Even more interestingly he went on to consider the future and how we are now closing the end of “Episode I” of the technology, where we have control over shape and form. This “2nd Industrial revolution” as Lipson calls it, stems from the fact that complexity is becoming (almost) free, which leads to new designs and new designers, who are only limited by their imagination (and the development of CAD design tools!).
So what is “Episode II”? Control over composition, where we can create new materials by combining different materials on a macro scale level. Combining materials of different hardness results in various material behaviour, which we are only beginning to explore. The way the materials are combined through patterns also makes a significant impact on the end results, which are have just recently started to be tested.
Wait, there’s even more: “Episode III” will bring ‘Programmable matter’, according to Lipson, which will take 3D printing to a whole new level, moving beyond creating passive objects, to creating interactive robotic systems. But before you get too excited, it is important to stress we are not there, yet. 3D printing a robot body is already possible, but there are many limitations that continue to be explored with 3D printers, however, for now, it still makes more sense to build robots in traditional way.

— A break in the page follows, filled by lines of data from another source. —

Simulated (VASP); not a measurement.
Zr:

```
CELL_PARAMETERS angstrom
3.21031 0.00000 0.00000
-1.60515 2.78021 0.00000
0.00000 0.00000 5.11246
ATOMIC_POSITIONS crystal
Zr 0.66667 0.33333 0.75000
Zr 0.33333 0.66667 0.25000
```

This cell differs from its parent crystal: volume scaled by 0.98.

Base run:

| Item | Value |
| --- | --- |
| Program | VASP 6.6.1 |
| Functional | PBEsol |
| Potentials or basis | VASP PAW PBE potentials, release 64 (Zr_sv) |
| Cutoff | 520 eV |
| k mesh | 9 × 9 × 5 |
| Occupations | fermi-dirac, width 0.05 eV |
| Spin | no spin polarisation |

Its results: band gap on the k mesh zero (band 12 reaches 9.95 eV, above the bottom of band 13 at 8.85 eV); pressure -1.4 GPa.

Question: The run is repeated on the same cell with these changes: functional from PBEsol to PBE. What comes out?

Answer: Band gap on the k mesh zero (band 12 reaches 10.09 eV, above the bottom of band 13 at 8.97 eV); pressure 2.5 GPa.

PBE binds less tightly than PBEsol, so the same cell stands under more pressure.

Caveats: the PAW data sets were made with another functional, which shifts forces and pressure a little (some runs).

“Episode IV” was titled ‘Digital Matter’ and is the final step in Lipson’s presentation and really the movement from analog to digital, which would make the capabilities of the 3D printed products substantially higher. Different digitally created voxel types (tiny little building blocks) would enable capabilities that would depend on what kind of voxels we would be using. Small varieties of voxels combined differently would allow a great number of different capabilities for various applications, such as tiny computer chips.
Thinking about all of the technologies that have been through a transition from analog to digital, how it has changed the way those technologies work, it is fascinating to consider what this would mean for 3D printing — one can only imgine.